REVIEW: FABIO BIDINI/TUCSON SYMPHONY ORCHESTRA
posted by James Reel
Fabio Bidini, as a finalist (but not a medalist) in the 1993 Van Cliburn competition, is expected to play a certain kind of repertory: big, beefy, Romantic Russian piano concertos. And so he does, among other things. Yet last night with the Tucson Symphony, Bidini didn’t play Rachmaninov’s Piano Concerto No. 2 in the manner of so many other competition laureates—big, beefy, swooning, exhibitionist, rich enough to clog an artery. No, Bidini was a Rachmaninov classicist, with remarkable clarity of articulation, precise dynamic control and passagework that breathed gently. His playing was not tremendously emotive, though it was by no means uninflected, and Bidini developed a hard, brittle tone in chordal passages, which had more to do with his instrument than his own choice. So it wasn’t everyone’s ideal of Rachmaninov, but it was highly effective nonetheless, and the soloist was capable of summoning all the requisite power when necessary.
It was the Chopin encore, though, that showed Bidini at his most effective. His playing here was elegant, poised, subtly expressive and delicately colored. A solo concert by Bidini of Chopin and Debussy would be something to hear.
Conductor George Hanson and the orchestra lent Bidini excellent support, with Jeremy Reynolds offering an especially lovely clarinet solo at the beginning of the second movement. The orchestra didn’t produce a burnished, truly Russian sound, but it was sufficiently full-bodied to put the music across, and thankfully Hanson and company weren’t too polite to submerge Bidini in the orchestral texture when Rachmaninov threw the main material to the orchestra.
Excessive politeness had been a problem in the concert opener, a little suite of dances from Anton Rubinstein’s opera The Demon. Like Edward Elgar, Rubinstein was a bloated bore in long-form works, but he was a fine miniaturist, and the Demon dances should have been a modest delight. Unfortunately, the playing was fatally underpowered; all the notes were in place, but they weren’t projected with any confidence or life.
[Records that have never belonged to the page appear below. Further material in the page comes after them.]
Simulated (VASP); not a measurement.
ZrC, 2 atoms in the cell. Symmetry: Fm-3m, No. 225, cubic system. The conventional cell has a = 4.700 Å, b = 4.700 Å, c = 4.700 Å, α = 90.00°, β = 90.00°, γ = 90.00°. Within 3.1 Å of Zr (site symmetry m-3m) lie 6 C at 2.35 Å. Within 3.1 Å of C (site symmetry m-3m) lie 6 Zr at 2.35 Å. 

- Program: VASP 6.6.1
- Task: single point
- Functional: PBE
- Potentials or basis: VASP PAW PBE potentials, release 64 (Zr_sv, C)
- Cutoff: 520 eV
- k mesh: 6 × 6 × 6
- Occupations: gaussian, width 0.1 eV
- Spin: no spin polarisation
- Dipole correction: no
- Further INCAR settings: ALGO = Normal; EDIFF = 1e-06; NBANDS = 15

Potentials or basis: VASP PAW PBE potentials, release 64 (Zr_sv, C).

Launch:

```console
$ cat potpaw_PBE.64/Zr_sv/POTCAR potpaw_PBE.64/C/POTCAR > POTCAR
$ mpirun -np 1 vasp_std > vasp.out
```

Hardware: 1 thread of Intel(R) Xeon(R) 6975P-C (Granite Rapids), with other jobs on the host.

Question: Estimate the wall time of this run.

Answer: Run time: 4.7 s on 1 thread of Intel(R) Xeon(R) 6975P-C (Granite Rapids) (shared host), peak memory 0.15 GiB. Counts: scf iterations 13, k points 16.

The second half was something else entirely: Shostakovich’s Symphony No. 5, performed with all the crackling intensity one could wish. Well, almost. The slow first half of the first movement always needs a little extra edge imposed on it, but Hanson was content to take the score at face value. To his credit, he didn’t let the movement’s second half run away from him, yet he did allow the score its full measure of storm and stress. The second movement was a bit too stiff to be truly sardonic, but concertmaster Steven Moeckel had the right idea in his solo. The third movement was exceptionally well shaped, structurally as well as emotionally, and Hanson and the orchestra got the final movement just right: full of properly shrill controlled hysteria, not the fashionably lugubrious self-pity slathered over it by musicians trying too hard to present this as an anti-Soviet protest symphony.